Granite monument in the Soldiers' Lot at West Cemetery in Litchfield, Conn. |
During a recent visit, I counted 23 such headstones, each marked with an American flag and inscribed with the name of a Civil War soldier, his unit and date of death. But there are no bodies buried beneath any of them. As Connecticut Civil War expert Peter Vermilyea notes on his excellent "Hidden In Plain Sight" blog, these are "effigy" graves, memorial stones for victims whose bodies were unable to be returned home because they were unidentifiable or perhaps for financial reasons. (There is an effigy grave section in West Avon Cemetery in Avon, Conn., which includes a marker for Henry Evans, who was killed at Antietam and is buried at the national cemetery in Sharpsburg, Md..)

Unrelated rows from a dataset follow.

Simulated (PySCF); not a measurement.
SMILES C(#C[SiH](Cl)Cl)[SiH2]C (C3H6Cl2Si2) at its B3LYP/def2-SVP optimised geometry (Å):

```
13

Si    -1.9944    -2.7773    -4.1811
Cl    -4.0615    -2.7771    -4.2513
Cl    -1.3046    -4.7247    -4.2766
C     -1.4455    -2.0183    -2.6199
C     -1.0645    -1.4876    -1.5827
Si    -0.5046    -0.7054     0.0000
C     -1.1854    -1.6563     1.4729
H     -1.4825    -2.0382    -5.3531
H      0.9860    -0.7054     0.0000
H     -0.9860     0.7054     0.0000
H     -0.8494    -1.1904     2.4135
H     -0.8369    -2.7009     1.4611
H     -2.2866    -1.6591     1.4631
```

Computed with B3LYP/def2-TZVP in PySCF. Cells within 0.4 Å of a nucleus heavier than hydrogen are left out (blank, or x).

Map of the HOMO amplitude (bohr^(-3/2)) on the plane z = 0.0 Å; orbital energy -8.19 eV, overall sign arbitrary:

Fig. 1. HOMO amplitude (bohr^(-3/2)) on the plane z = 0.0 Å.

In her excellent book, "This Republic of Suffering," on death and dying during the Civil War, Drew Gilpin Faust wrote that at least half of the 625,000 Civil War dead were never identified, a staggering statistic. (Last year, a demographic historian estimated that 750,000 died during the Civil War.) The effigy grave section in West Cemetery was added in 1894, decades after the war ended, for the Litchfield Civil War soldiers whose remains were not returned home or never found or identified. Perhaps the effigy grave brought some comfort to a familiy that was unable to mourn the death of a loved one at a "real" grave. Musician Gutterman's actual grave, No. 4,015, is in Andersonville National Cemetery, 1,100 miles from his hometown of Litchfield.